Let's get one thing straight to begin with: this comic canter through The War Of The Worlds has nothing to do with Jeff Wayne. There's music, yes, performed live on stage, and a nod or two to lines of dialogue made famous by the iconic rock-opera. But this is actually a surprisingly faithful treatment of HG Wells' original novel, in a show which balances high-spirited playfulness with a sincere and often sensitive story.
The tale is narrated by Christopher Smart, resplendent in waistcoat and mutton-chops, looking every inch the Victorian gentleman at the heart of Wells' tale. The other three actors cycle between roles – donning moustaches to become soldiers or a cassock to evoke a clergyman – and sometimes retreat to the back of the stage to play an instrument or two. The audience get to be part of it as well; the actors talk to us, respond to our laughs or applause, and the overall feeling is very much of an enjoyable endeavour being shared.
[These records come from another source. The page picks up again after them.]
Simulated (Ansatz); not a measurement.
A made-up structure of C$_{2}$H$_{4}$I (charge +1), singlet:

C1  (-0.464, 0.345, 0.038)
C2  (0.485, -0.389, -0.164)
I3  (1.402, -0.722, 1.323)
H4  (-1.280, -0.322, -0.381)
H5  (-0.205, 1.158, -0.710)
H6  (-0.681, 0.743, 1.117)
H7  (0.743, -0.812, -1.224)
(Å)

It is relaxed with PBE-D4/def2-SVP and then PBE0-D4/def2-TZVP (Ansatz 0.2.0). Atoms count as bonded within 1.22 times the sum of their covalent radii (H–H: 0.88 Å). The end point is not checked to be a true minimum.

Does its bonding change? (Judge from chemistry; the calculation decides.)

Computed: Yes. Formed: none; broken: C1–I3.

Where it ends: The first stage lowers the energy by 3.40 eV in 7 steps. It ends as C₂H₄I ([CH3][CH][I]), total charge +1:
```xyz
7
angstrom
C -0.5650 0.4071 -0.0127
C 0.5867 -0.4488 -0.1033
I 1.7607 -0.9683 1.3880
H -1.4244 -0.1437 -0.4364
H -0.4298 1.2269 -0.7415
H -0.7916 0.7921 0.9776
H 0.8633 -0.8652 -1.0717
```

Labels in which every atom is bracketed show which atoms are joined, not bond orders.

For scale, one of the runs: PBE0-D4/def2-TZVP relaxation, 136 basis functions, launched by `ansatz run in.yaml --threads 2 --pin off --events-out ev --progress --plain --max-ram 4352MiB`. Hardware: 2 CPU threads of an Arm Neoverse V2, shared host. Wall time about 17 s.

Creative riffs keep on coming. Ogilvy the Astronomer is followed by a blackboard wherever he goes, while a soldiers' parade degenerates into dance moves. Yet when the stakes ramp up, it gets genuinely exciting: in an intense, starkly-lit scene, Smart hunches over a table to re-enact his first encounter with the aliens, a tea-urn brilliantly depicting the metal leg of a Martian fighting machine.
Some of the funniest moments are simple one-liners, while extended puns and pop-culture references trigger frequent groans of recognition from the audience. There's plenty of interplay between the cast as well. Perhaps it got a little too loose on the day I attended – but whether the banter is scripted or genuinely spontaneous, the in-character joshing between the four actors creates the sense that they're enjoying themselves every bit as much as we are.
Condensing a novel to a one-hour play clearly requires a cut or two, and the script limits itself to events around the narrator's home near Woking. So we don't get the sinking of the Thunder Child, but we do get a strong sense of locality and immediacy – the understanding that war affects individual people, on a personal and poignant scale. The militaristic undertone of Wells' novel is present and correct as well: the narrator's certainty that a single shell will finish off the Martians is a telling comment on human hubris, with echoes, maybe, in some of the misjudgements of our recent past.
At times, in fact, I wished they'd done more with that. Every now and then Smart slows down to take things seriously, but there's always a hint of parody in his delivery; I'd have loved to see what happened if the group embraced the moment fully, and let the shock and emotion of the events they're describing come properly through. Overall though, The War Of The Worlds is a fine and rare creation – a jovial, convivial comedy, which still shows respect for the story it tells. Fly to the Warren to see it.